Right about this time last year, I was blogging about our garden, and happily posting pictures of carrots and cucumbers. A friend of mine asked me why I haven't blogged about the garden this year yet.
It's because of the rabbits.
I started the gardening season with high hopes. Last year was such a rousing success! We had no clue what we were doing, and things grew! Things we could actually eat! Next thing I know, friends are coming to me for advice, as if I have the slightest inkling as to what I was doing. I believe the term would be beginner's luck?
Our next-door neighbor, who really inspired us to build our own raised bed, moved last fall. A new guy moved in, who isn't so inclined to spend his free time in the yard. Mike and I wondered, would he mind if we used his now-empty raised bed? He did not mind one bit, and visions of all the things we could grow in that extra space danced before us like a farmer's market musical review. There would be rows and rows of corn! Because we live in Indiana, and that's what good Hoosiers grow! There would be watermelons and peppers and peas! And of course our old friends, the green beans, tomatoes, lettuce and carrots would return. We bought seeds and ordered plants.
And then we waited. And waited. And waited some more. We waited for it to stop raining. We waited for frost to disappear in the mornings. It took freakin' forever and I got impatient. I put seeds in the ground too soon, when it was still too cold and too wet. We got lazy. We neglected to put up chicken wire under the guise that "it would get in the way of the children really experiencing the garden." Really, we were just too lazy to deal with it. And so impatience and laziness bit us in the arse, hard.
The corn and the watermelon barely sprouted. Those that did? Eaten by rabbits. God love 'em, those peas kept trying. Every time they had a glimmer of looking like they might turn into something edible . . . rabbits. The lettuce fared okay. All those years of referring to salad as "rabbit food?" Apparently they don't like it as much as I thought they did. Either that, or they were too full of corn and watermelon and peas. I tried to fix the barren patches by throwing packets of sunflower seeds around, but guess what? They love that, too. I might as well be throwing out mixed nuts to a bunch of drunks. Nom, nom, nom! This lady rocks!
I walked out my front door early in the morning for a run and there were five rabbits in my yard. I'm pretty sure they all stood up and put their paws together for the most awesome feast I've been providing.
Smarter people would have gotten up off their rear ends and stapled $2 worth of chicken wire around their gardens weeks ago. Instead we choose to shake our fists at the little buggers, call them nasty names (but never in front of the children!), and use $10 worth of Tabasco sauce and red pepper flakes in a worthless attempt to foil their daily buffet. Instead they just ate more and thanked us for providing condiments.

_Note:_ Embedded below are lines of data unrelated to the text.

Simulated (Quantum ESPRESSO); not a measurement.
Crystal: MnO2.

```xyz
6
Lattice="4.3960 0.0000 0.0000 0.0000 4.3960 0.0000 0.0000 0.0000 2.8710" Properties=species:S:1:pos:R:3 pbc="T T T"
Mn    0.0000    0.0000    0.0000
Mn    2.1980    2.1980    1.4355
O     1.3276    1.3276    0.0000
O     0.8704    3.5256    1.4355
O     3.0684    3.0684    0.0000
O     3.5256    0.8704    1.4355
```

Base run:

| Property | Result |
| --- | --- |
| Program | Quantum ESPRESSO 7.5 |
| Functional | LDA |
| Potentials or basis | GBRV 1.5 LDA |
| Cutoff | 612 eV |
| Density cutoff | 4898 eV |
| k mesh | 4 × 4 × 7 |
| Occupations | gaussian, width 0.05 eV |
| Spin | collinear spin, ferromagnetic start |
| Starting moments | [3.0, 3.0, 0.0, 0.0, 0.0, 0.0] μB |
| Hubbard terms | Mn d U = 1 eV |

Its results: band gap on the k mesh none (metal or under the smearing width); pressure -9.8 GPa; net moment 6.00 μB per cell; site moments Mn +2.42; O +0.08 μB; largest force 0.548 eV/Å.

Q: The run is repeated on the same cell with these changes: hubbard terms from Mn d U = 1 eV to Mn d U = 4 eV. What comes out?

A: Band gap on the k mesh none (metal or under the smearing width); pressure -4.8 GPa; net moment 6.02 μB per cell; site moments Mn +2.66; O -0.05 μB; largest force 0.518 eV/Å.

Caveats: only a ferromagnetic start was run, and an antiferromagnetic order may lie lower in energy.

For what it's worth, we still have a decent crop coming in. My tomato plants are doing awesome. Yes, rabbits don't fancy tomatoes. Unfortunately, neither does anyone other than myself in the Six household. If all of them continue to grow, I will have approximately 20 cucumbers ready at the same time. The rabbits continue to gnaw back one variety of green bean I planted. The other variety is doing fine. The green peppers look promising as well.
And as if the rabbits and the rain and the cold weren't enough to do the poor garden in, look closely at the photo above. Eli is crying because Elena won't share the hoe. The hoe they use to "help" me weed, which invariably means they will hack an actual plant to pieces. Turns out that chicken wire would have been helpful in regards to the children as well.